5 Good Reasons Why the Marketplace Won’t Take Your New CPG Brand


“Go away!” “Forget about it!” “We don’t need it!” These are typical responses you can get when you try to gain access to the market with your new consumer brand. It is a shame to see perfectly good consumer package goods (CPG) brands getting shut out of distribution and retail. We recently read about an investor who was totally in love with his client’s idea and backed it. He quickly found out the market was already sewn up by the big boys. Guess someone should have done some market access research first…

Most startups will do market research alright, but not market access research. Too many take access to the market for granted. They assume that because their idea is so great that the market will welcome them with open arms – and that the consumer will demand it.

But not so fast! You still have to get by the gatekeepers to access to your consumers, and they have at least five good reasons to say “No!”

  1. The Space. Retailers already have plenty of shelf space, and they are not building more any time soon. They need fast-turning items, not more choices. They regularly discontinue items that are underperforming. They would have to discontinue another brand just to make room for yours. This “cut” generally happens at the beginning of the new year.
  2. The History. You are up against brands that have been around for years and have an increasing history of sales. These are national brands with great name recognition and demand from their loyal consumers. You may not have any history of sales, especially if you are a new consumer brand. If the retailer or the distributer doesn’t see a history of sales, they are less likely to put it in.
  3. The Competition. Every distributer and every retailer knows which side his bread is buttered on. And it’s not on the side of a new, unproven brand. It’s on the side of their biggest fastest sellers. These big boys tend to monopolize the distributers to prevent openings for new brands like yours that might compete with them.
  4. The Money. Both distributers and retailers want one check from one entity for many products. The conglomerates can offer a wide range of products to a distributer, who then offers an even wider range of products to the retailers. They can bill a hundred products to a retailer on one invoice. “I’ll just sell direct,” you might say, but imagine what it would be like for the retailer to pay each independent supplier separately? Further, the retailers are inclined to pay the Big Boys first, since they represent so much of their business. Independents get paid when they get around to it.
  5. The Risk. Shelf space is an expensive investment. Retailers want a secure, sustained return on that investment. The way they see it, putting a new, unproven brand on the shelf and hoping it will sell, is just too risky. As we like to say, “Everybody wants to milk the cow. Nobody wants to raise the calf!”

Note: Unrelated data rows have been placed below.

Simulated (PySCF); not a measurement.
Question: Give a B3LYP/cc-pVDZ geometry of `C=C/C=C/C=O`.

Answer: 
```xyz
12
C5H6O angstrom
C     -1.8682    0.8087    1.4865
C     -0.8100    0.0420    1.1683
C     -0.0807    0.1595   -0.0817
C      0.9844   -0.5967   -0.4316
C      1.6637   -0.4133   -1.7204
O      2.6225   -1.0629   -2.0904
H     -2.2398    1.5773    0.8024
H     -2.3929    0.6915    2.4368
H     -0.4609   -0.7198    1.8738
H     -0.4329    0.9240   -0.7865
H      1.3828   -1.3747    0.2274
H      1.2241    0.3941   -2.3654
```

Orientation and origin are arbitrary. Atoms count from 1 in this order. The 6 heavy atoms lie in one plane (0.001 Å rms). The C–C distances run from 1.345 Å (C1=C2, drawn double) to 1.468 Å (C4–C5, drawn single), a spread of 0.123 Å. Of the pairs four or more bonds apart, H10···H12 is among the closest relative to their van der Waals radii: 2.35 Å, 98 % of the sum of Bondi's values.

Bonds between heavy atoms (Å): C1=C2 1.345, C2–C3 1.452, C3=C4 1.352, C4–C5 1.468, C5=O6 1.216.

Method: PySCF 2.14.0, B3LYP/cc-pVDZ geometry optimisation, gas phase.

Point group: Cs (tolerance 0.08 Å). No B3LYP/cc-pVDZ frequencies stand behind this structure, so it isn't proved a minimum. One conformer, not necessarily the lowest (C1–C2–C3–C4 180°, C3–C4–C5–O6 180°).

Discouraged yet? Don’t be. We faced every one of these road blocks and more! We still got our “new” brand past the gate-keepers, and into the marketplace. But even more importantly, we kept it there.  By really understanding why the gatekeepers say “no” before you even start, you’ll be able to craft an approach to market access that works. Don’t find all this out after you’ve completed your design, plan, and secured financing. Make access to market job #1!